July 6th, 2006 · 3 Comments

Glenn Reynolds can’t grok how nouveau-Julian Dave Weigel, writing at Hit and Run, can escape the massive cognitive dissonance that, apparently, ought to be involved in believing both that it’s fine for The New York Times to name the town in which Don Rumsfeld and Dick Cheney vacation, and that it’s dirty pool for irate bloggers to post the phone numbers of the Times photographers who snapped pics of their vacation homes.

This does not exactly strike me as a tricky distinction to make. Two men already living highly public lives, whose primary residences are pointed out daily by tour guides, pour into the same town regularly with a caravan of SUVs. The danger here, presumably, is fanatical nuts who want to kill them, but their hatred is unlikely to be further inflamed by a Times travel section profile, nor does it give them any information that they couldn’t have gotten easily enough anyway. Blogging a phone number while you’re calling someone a traitor, on the other hand, is fairly clearly a way of inviting and encouraging harassment.

To put it in peer-production jargon, terrorism is an old-economy sort of task: It requires the intense commitment (and therefore powerful motivations) of a relatively small number of people who have to each carry out significant portions of the total effort. Harassment is modular and granular, and therefore well suited to peer production: The per-person investment is a few minutes of being an asshole. For sites with tens of thousands of readers, especially if they skew moonbattish to start, you’ll probably have at least a few score with enough latent pique and bitterness to motivate that. In other words, it’s like open source code: You can pull off the project with a large number of dilletantes doing small parts more or less for the hell of it, rather than a small cadre of highly motivated (i.e. paid) full-time coders.

Which, I think, points up the one ugly side of the distributed peer production that folk like Yochai Benkler (and, I should add, myself) are generally so enthusiastic about. Dispersed production means diffuse responsibility. At least potentially, the participants in a peer harassment campaign are like Derek Parfit’s harmless torturers: Each could be making a single phone call that, in itself, didn’t cross the line to harassment, yet whose cumulative effect is unambiguously harassing. And the instigating blogger(s) can at least make a sort of show of innocence if they don’t explicitly call for harassment, but count on the intrinsic moonbattiness of their audiences. You get some benign instances of this, like the infamous stolen sidekick which harnessed a smart mob to find and pressure some thieves. On the other hand, you have the shameful role of blogs in harassing a Jewish family that had the gall to complain about sectarian propaganda in their public schools, and the use of blogs as shaming devices in China. The larger bloggers may have to start recognizing that they can’t just fire off a “who will rid me of this meddlesome priest?” blog and then put finger to pursed lips in wide-eyed mock shock when the readers whose anger they stoke all day don’t play by Queensbury rules.

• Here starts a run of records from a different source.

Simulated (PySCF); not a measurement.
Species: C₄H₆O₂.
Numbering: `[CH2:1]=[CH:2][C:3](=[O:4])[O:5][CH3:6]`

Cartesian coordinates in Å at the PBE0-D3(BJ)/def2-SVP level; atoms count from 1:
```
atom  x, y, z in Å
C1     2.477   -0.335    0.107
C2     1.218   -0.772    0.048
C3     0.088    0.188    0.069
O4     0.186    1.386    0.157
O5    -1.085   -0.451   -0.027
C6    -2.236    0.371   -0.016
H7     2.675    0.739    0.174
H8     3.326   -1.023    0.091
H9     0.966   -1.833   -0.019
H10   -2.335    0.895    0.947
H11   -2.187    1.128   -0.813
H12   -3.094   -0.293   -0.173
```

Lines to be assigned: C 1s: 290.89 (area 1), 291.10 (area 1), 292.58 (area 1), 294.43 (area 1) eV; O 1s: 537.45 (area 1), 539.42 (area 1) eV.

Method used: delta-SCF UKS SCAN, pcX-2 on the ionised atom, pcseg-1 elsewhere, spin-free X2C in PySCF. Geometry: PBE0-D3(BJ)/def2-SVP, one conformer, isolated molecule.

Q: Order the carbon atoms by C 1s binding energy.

I note, incidentally, that since I started this post, Dave has gotten mixed up in a now widely-publicized spat on this very topic with the execrable Michelle Malkin. And since I’ve nothing to add on the distributed harassment front, let me just take the opportunity to wonder: Why do I know this woman’s name? Why does anyone? Sure, Ann Coulter has proven that being shrill and vapid is no serious barrier to success, but Coulter is at least sporadically witty and entertaining—she can turn a phrase, whether or not she uses it to say much of anything. Maybe that’s even enough to justify her existence. But Malkin? Malkin writes like a half-bright College Republican who finagled a column in some third-rate student paper. I understand bearing artless prose for sharp thoughts, and even the appeal of a bit of well-crafted nonsense. But you’d think one or the other would be a requirement.

Tags: Tech and Tech Policy


       

 

3 responses so far ↓

  • 1 moonbiter // Jul 7, 2006 at 4:17 am

    Re: Malkin; I’d suggest that a large measure of her success lies in the fact that she is an attractive Asian woman who loudly shares the views of her largely-male audience. Combine that with a bit of luck allowing her to get her foot in the door, and I think you have your answer.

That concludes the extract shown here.